Everyone would like to have been born in Kansas City
or in Amsterdam
or in Toronto.
Or at least
twenty years later.
Let me shake this ivory specimen.
verify the mixture’s color.
that bad smell.




When I asked him why he had not called
he explained to me that he had been buried alive
and that he did not have a phone.
In this thin chicken lips,
there is,
or was not,
any daring.
Everything was strictly legal.
Is it because you do not believe in God?
If it wasn’t easy,
you wouldn’t try to do it.
I went to the balcony
and looked at the park,
irritating brotherhood of screaming children
and calibrated birds.
Heard the remote control changing channels,
no sound.
I felt at my back
his desire to put on his pants
and leave.
I went to the kitchen to peel potatoes.




Do not teach my child to work the land
not to smell the tang of the earth
not to sing hymns.
Know that there are no crystal streams
no clean drinking water
Your world will be hellish downpours
and dark plains.

Of cries and groans.
Of dry eyes and throats.
Of tortured bodies that no longer will be able to see or hear.
Know that it is not good to hear the voices of those who exalt
[the color of the sky.

I’ll take him to Hiroshima. To Seveso. To Dachau.
Your skin will fall piece by piece in front of the horror
and you will listen with sorrow to the bird’s song,

the laughter of the soldiers
the death squads
the walls in spring.

You will have the memory that we never had
and will believe in the violence
of those who believe in nothing.



Miyó Vestrini | Grenade in Mouth
Kenning Editions 2019
Translated by Anne Boyer and Cassandra Gillig

“Critics have called Miyó Vestrini the poet of “militant death.” Vestrini is known, too, as the Sylvia Plath of Venezuela, but if she is a Plath, we think she is one who would have set Ted Hughes on fire.  And if Vestrini is a confessional poet, what she is confessing is not a set of personal problems: it is a fatal disappointment with the world at large. Her work is less a self-exposure than a set of  incantations.  These poems are spells for a death that might live eternally, for what Vestrini offers readers is a fundamental paradox: how to create, through writing, an enduring extinction.  Her poems are not soft or brooding laments.  They are bricks hurled at empires, ex-lovers, and any saccharine-laced lie that parades itself as the only available truth.

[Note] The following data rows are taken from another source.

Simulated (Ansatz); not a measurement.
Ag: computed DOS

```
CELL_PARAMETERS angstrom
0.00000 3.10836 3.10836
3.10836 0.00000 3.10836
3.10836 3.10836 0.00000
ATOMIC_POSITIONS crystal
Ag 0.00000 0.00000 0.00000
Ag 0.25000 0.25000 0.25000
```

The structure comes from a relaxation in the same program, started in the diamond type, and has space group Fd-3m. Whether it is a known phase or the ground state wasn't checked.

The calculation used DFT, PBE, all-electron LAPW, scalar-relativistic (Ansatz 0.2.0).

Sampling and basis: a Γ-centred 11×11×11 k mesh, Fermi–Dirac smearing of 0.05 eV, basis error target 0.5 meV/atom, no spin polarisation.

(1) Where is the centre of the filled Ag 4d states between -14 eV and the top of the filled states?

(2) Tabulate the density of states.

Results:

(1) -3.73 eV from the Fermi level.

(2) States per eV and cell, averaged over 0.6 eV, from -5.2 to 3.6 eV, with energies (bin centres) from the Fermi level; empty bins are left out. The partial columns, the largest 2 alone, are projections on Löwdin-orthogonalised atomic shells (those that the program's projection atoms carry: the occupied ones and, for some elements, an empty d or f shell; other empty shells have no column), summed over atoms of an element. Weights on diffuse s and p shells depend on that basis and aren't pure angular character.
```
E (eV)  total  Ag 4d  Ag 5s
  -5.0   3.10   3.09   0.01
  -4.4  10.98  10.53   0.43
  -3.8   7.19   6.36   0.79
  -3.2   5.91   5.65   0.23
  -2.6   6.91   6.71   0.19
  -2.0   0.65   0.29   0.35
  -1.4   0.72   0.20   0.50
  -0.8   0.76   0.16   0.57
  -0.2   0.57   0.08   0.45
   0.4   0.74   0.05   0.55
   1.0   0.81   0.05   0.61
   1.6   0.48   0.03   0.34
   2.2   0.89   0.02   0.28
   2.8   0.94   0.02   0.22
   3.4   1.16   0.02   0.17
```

Miyó Vestrini was born in France, 1938, emigrated to Venezuela at the age of 9, and at eighteen she joined Apocalipsis (Apocalypse), the only woman to do so in the then male-dominated scene of the Venezuelan avant-garde. She soon became a dedicated and prize-winning journalist, directing the arts section of the newspaperEl Nacional. She published three books of poetry in her lifetime: 1971’s Las historias de Giovanna (The History of Giovanna), 1975’s El invierno próximo (The Next Winter), and Pocas virtudes (Little Virtues), published in 1986.  Vestrini died by suicide on November 29, 1991, leaving behind two collections:  a book of poems, Valiente Ciudadano (Brave Citizen) and a book of stories, Órdenes al corazón (Orders to the Heart).” [Kenning Editions]



Many Walls (after Miyó Vestrini)

Don’t take your children to the countryside. Don’t teach them hymns, or tell them stuff about clean water. Make them stand in the rain. Talk about torture, talk in cries and groans. Walk with them for days across the starkest of plains. Then they will know how pointless it is to listen to those who would praise the colour of the sky. They will want to go to Hiroshima, to Seveso, to Fallujah and to Grenfell Tower. There they will stare at you and you will fall to the ground, horrified as anyone who has ever really listened to a bird’s song. They will build many walls. They will make small additions to your memories, will tell small stories about the knowledge of those who know they have nothing.


Miyó Vestrini



The country, we’d say
we put it on tables,
we carried it everywhere,
the country needs
the country waits,
the country tortures,
the country will be,
they execute the country,
and we’d be there in the afternoons
waiting for some mourner
to tell him
don’t be an idiot
think about the country.

El invierno próximo (1975)




in the door to the street.
Not in vain
have I been so cruel,
not in vain
do I wish
each afternoon,
for death to be simple and clean
like a shot of warm anise
or a slap whose echo is lost in the mountain.

El invierno próximo (1975)



 Commented Citation: Miyó Vestrini, by Gabriel Payares


 “[The collectives of the 50s and 60s] were experiences full of vitality, that were never able to crystallize. We are a burnt-out, lost generation. A generation of frustrated people (1976)

This citation by Vestrini invites me to a reflection. Maybe hers was a generation of frustrated people, as she herself says, because having had so much youth and such a wealth of literary groups, important names and revolutionary proposals of radical ideologies, in sum, a frenetic and abundant time period, the future with its drowsiness and its eternal crisis, its slow and opulent decomposition of the country and its institutions, would have represented for them the absolute confirmation of the failure of the optimists, the beginning of the era of the hopeless and cynical. Were that to be so, Miyó foresaw it, and she chose to commit suicide before languishing and becoming a fossil.


We, who today remember that “lost generation” as the inhabitants of a type of golden era or, at least, a prodigious and abundant time, are on the other hand a disconsolate generation, born of its own broken dreams and guided in life by the maxim that the latter is elsewhere. By nature desirous, we have been given the fate of witnessing how the country intends to return to its own empty shell, and how, within a panorama of grandiloquence and of the highest numbers of weekly murder rates, amid poverty and marginality and historic petroleum prices, it has been our place to know ourselves as foreigners, since every form of nationalism hides and involves –compensates– a galloping defamiliarization. Our Venezuela doesn’t belong, doesn’t apply, to anyone. We have a borrowed, portable, mobile country. We are the generation of the precipice, who look toward the future down below and with dread, while we dream with the wings of our ancestors that were broken.

“I don’t think our generation will ever mean anything, for anyone,” Miyó said, and today we’re surprised how wrong she was.